Proposal to integrate into 🤗 Hub by patrickvonplaten · Pull Request #555 · TensorSpeech/TensorFlowTTS

Hi TensorSpeech team! I hereby propose an integration with the HuggingFace model hub 🤗

This integration would allow you to freely download/upload models from/to the Hugging Face Hub: https://huggingface.co/.

Your users could then directly download model weights, etc within Python without having to manually downloads weights.
Taking your fastspeech_2_inference.ipynb example the following diff would show the code could change to be able to directly download weights from the model hub.

import tensorflow as tf

-from tensorflow_tts.inference import AutoConfig
from tensorflow_tts.inference import TFAutoModel
from tensorflow_tts.inference import AutoProcessor

processor = AutoProcessor.from_pretrained(
-    pretrained_path="../tensorflow_tts/processor/pretrained/ljspeech_mapper.json"
+   pretrained_path="tensorspeech/fastspeech2_tts"
)

input_text = "i love you so much."
input_ids = processor.text_to_sequence(input_text)
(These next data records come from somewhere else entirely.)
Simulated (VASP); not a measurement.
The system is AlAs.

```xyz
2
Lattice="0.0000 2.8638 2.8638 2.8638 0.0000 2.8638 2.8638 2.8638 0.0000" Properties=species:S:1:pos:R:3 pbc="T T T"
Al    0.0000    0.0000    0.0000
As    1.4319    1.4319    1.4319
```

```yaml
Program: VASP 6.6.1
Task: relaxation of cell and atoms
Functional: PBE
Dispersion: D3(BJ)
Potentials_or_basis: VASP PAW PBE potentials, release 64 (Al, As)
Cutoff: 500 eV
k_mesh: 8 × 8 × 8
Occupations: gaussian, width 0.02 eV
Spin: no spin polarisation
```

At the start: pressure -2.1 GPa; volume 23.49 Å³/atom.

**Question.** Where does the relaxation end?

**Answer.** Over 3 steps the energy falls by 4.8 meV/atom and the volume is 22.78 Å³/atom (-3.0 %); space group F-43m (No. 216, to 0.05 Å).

-config = AutoConfig.from_pretrained("../examples/fastspeech2/conf/fastspeech2.v1.yaml")
fastspeech2 = TFAutoModel.from_pretrained(
-    config=config, 
-    pretrained_path="../examples/fastspeech2/checkpoints/model-150000.h5",
+   pretrained_path="tensorspeech/fastspeech2_tts"
    is_build=True,
    name="fastspeech2"
)

mel_before, mel_after, duration_outputs, _, _ = fastspeech2.inference(
    input_ids=tf.expand_dims(tf.convert_to_tensor(input_ids, dtype=tf.int32), 0),
    speaker_ids=tf.convert_to_tensor([0], dtype=tf.int32),
    speed_ratios=tf.convert_to_tensor([1.0], dtype=tf.float32),
    f0_ratios =tf.convert_to_tensor([1.0], dtype=tf.float32),
    energy_ratios =tf.convert_to_tensor([1.0], dtype=tf.float32),
)

As an example, I uploaded a fastspeech model to this repo of the HF hub:
I uploaded some weights exemplary to the hub here: https://huggingface.co/patrickvonplaten/tf_tts_fast_speech_2.
If you'd like to add this feature to your library we would obviously change the organization name from patrickvonplaten to tensorspeech.

You can try it out by running the following code:

import tensorflow as tf

from tensorflow_tts.inference import TFAutoModel
from tensorflow_tts.inference import AutoProcessor

processor = AutoProcessor.from_pretrained(pretrained_path="patrickvonplaten/tf_tts_fast_speech_2")

input_text = "i love you so much."
input_ids = processor.text_to_sequence(input_text)

fastspeech2 = TFAutoModel.from_pretrained(
    pretrained_path="patrickvonplaten/tf_tts_fast_speech_2",
    is_build=True,
    name="fastspeech2"
)

mel_before, mel_after, duration_outputs, _, _ = fastspeech2.inference(
    input_ids=tf.expand_dims(tf.convert_to_tensor(input_ids, dtype=tf.int32), 0),
    speaker_ids=tf.convert_to_tensor([0], dtype=tf.int32),
    speed_ratios=tf.convert_to_tensor([1.0], dtype=tf.float32),
    f0_ratios=tf.convert_to_tensor([1.0], dtype=tf.float32),
    energy_ratios=tf.convert_to_tensor([1.0], dtype=tf.float32),
)

Besides freely storing your model weights, we also provide git version control and download statistics for your models :-) We can also provide you with a hosted inference API where users could try out your models directly on the website.

We've already integrated with a couple of other libraries - you can check them out here:

Sorry for the missing tests in the PR - I just did the minimal changes to showcase you how the integration with the HF hub could look like :-) I'd also be more than happy to add you guys to a Slack channel where we could discuss further.

Cheers,
Patrick & Hugging Face team

Also cc @julien-c